For an embarrassing length of time I thought that “epitome” was pronounced “epi-tome” and that it meant a very thick book. Yes, seriously.
Not me, but I had a close friend recently respond to my wise-ass comments by saying, “Don’t be so smuckin fart!”
I once got into an argument with my 8th grade English teacher about the pronunciation of “celtic”. Being in Maine, she went with the way the Boston team says it, I countered that the real Celts said it with a hard C. I didn’t do well in that class. Granted, at that time in my life I was a little PITA.
I also had trouble with “hyperbole”, I mean it sure as heck looks like “hyper bowl.” And I agree with @Chefguy on epitome.
I had a co-worker who naively prided himself on being “worldly wise.”
We cracked up when he reported he had been to party where they served “CRUD-ites.”
I won bets from him at various times, on various subjects. For instance, he insisted that Bruce Springsteen (rather than Tom Waits) wrote “Jersey Girl.”
Another time, he insisted that sharks are mammals. That one took a call to the New England Aquarium to straighten out. More $$ in my pocket. (The guy on the other end of the phone finally said, “Who IS this, anyway?)”
I had a friend from Lubbock, Texas who once bragged that he grew up down the block from the store where Billie Holiday bought his first guitar.

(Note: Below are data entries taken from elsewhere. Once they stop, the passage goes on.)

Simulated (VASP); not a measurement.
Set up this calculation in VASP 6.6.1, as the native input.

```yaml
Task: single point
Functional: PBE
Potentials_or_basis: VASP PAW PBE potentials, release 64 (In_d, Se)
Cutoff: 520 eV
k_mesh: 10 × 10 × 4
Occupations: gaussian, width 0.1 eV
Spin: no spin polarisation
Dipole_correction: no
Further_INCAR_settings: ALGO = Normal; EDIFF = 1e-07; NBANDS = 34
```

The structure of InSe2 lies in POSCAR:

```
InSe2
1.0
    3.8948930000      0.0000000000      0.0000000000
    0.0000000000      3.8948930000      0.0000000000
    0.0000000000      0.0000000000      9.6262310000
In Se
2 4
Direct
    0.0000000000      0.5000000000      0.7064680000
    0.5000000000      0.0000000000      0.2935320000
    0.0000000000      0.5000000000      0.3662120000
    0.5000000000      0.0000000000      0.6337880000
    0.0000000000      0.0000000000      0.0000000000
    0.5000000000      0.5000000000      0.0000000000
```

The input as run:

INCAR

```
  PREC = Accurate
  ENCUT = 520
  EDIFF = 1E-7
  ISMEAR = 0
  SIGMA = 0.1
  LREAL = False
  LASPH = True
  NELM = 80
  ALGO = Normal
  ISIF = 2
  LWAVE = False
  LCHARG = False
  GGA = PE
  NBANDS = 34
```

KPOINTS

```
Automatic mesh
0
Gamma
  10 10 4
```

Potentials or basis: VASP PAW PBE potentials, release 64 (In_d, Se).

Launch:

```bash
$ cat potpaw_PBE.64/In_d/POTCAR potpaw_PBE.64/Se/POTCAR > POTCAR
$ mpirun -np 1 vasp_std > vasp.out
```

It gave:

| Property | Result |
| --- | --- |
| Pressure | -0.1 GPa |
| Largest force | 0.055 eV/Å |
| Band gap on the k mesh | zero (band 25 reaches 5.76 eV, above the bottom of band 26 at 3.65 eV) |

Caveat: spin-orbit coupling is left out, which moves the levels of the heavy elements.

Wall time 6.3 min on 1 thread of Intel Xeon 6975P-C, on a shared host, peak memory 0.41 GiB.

That reminds me of the time I took a riverboat ride in New Orleans. Upon disembarking, a woman said to her friend, “that was fun, they had a kaleidoscope and everything”.
(She meant “calliope.”)
I knew the word epitome, but had never seen it in print and spoken at the same time. If someone had asked me to spell it, I’m guessing I would have come up with “epitomee” “epitomie”, or some such.
For the longest time I mispronounced “chipotle” by transposing the final two consonants. In other words, I said “chi-POLL-tay” rather than “chi-POT-lay”.
I also kept calling the Intel Xeon processors “xenon”, like the noble gas.
Kind of hard to express in English, but I had a major gaffe at a group of Chinese college students when in the middle of a sentence, I meant to say pei chan (“compensate”) and instead said pei zhan (“to be buried with someone.”) There was a few seconds of stunned silence, then horrified laughter.
Oeuvre - not that that makes it any easier to pronounce!
Dammit. I checked that twice!
I would love for a little pop up dictionary on my phone that didn’t require swiping to another page.